The Crazy Mocha coffee shop on East North Avenue assures patrons that it's open for business during filming, even if it appears to have been transformed into a tobacco outlet -- at least on one side. Across Federal Street, there's Trenton Tattoo, a hoagie shop and an adult book-video store plus a couple of Trenton police cars, all for the movie.
Yesterday, a couple of familiar faces in unfamiliar hair styles and colors and fashions were stationed in front of the adult store and tattoo parlor. They belonged to Ms. Heigl, clad in a green top and jeans with long dark hair hanging loose, and Sherri Shepherd and Ryan Michelle Bathe, who play hookers Lula and Jackie.
Stephanie was questioning the pair about a possible witness to a shooting who's gone missing. Ms. Shepherd, in a short wig, was closer to Ms. Evanovich's description of the women's wear of stretchy tank tops and tight-fitting knit shorts while Ms. Bathe's slender form was balanced on high heels in the 86-degree heat. "Bye bye," Ms. Shepherd called out, ending the encounter as the trio drifted toward some bottles of water and a tent providing cover for the filmmakers.

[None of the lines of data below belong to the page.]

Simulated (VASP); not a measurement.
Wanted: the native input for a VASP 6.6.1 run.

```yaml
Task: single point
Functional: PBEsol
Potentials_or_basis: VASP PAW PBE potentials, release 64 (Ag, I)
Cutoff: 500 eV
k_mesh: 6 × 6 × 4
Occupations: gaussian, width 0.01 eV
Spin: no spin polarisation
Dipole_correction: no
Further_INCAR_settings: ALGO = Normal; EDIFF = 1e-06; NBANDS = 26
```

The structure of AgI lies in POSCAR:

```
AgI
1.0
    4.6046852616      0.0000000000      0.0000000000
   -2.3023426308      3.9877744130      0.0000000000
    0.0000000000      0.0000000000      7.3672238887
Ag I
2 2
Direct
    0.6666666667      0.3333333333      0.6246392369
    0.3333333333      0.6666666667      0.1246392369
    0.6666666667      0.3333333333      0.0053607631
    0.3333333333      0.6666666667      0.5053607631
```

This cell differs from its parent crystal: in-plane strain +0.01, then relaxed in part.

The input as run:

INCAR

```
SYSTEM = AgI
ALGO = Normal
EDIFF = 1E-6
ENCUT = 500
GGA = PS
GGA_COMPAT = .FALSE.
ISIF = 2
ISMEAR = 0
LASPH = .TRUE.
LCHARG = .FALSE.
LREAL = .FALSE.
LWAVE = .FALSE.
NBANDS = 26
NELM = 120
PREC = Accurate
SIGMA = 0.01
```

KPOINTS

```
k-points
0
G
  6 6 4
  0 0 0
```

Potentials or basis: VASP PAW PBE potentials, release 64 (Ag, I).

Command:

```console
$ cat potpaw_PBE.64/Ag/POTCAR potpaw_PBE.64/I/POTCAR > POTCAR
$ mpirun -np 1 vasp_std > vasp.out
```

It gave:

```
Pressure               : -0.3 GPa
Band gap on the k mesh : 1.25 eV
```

"One for the Money," being directed by Julie Anne Robinson, also plans to shoot in Braddock, Shadyside and Ambridge through early September. Its cast includes Jason O'Mara, Daniel Sunjata and John Leguizamo with a tentative release date of summer 2011.
"Rappin'," the 1985 movie shot in Pittsburgh and starring Mario Van Peebles, will be shown at 7 p.m. Monday at the Kelly-Strayhorn Theater in East Liberty.
It's part of a Celebrate East Liberty Summer Series featuring retro movies and prices, just $2 for admission. Mr. Van Peebles plays a rapper and former convict trying to fight local hoodlums and big-time developers. The cast includes Eriq La Salle and, in a small role, Ice-T.
Go to www.Kelly-Strayhorn.org for directions and other information.
Pittsburgh Filmmakers continues its "Summer Vacation Movies" series this weekend with "Kiss Me Deadly," a hard-boiled detective story based on Mickey Spillane's pulp novel. It will screen at 8 p.m. Sunday at the Regent Square Theater.
The series showcases movies that offer a vacation from reality, measured in minutes. The picks are from staffers of Filmmakers and Pittsburgh Center for the Arts, who will introduce their selections.
Also booked: Aug. 1, "Oklahoma!," the musical that launched Shirley Jones' Hollywood career; Aug. 8, "Harvey," the 1950 comedy-fantasy starring an Oscar-nominated Jimmy Stewart as the inebriated Elwood P. Dowd, who encounters a 6-foot invisible white rabbit; Aug. 15, "The Adventures of Buckaroo Banzai Across the 8th Dimension," a 1980s cult comedy; Aug. 22, "Repulsion," Roman Polanski's first English-language film, a psychological thriller featuring a young Catherine Deneuve; and Aug. 29, "Riot on Sunset Strip," an ultra-low budget look at 1960s Hollywood clubs, long-gone teen scenes and cops clashing with kids.
Daniel Radcliffe will star in "The Woman in Black," an adaptation of Susan Hill's best-selling novel. James Watkins ("Eden Lake") and Jane Goldman ("Kick-Ass") will adapt the ghost story, already turned into a long-running stage play.
The "Harry Potter" star will play a young lawyer ordered to travel to a remote corner of the United Kingdom to sort out a recently deceased client's papers. As he works alone in an old and isolated house, he begins to uncover its tragic secrets, and his unease grows when he discovers that the local village is held hostage by the ghost of a scorned woman set on vengeance.
Production is expected to begin this fall.
Carl Kurlander writes: "So, perhaps there is a lesson here about a man who made a movie about his hometown of Pittsburgh and how much he enjoyed coming home -- and then spent all his time traveling around the country talking about this Pittsburgh comeback story."
But he isn't complaining, given the response to that movie. Mr. Kurlander's "My Tale of Two Cities" will play the Boston Museum of Fine Arts July 29-Aug. 1 plus Aug. 5 and the Portland (Maine) Museum of Art, Aug. 7-8. See www.mytaleoftwocities.com for details.
"Winter's Bone" has been bumped a week. It now is expected to open Aug. 6 at the Manor Theater in Squirrel Hill and Destinta in Chartiers Valley Shopping Center right outside Bridgeville.
George Clooney will be recognized for his humanitarian efforts at the Emmy Awards. The Academy of Television Arts and Sciences will present the 49-year-old actor with its Bob Hope Humanitarian Award at the ceremony next month, the Associated Press reports.
He is being honored for the Emmy-nominated "Hope for Haiti" along with his efforts to raise funds for victims of Hurricane Katrina and heighten awareness about genocide in Darfur.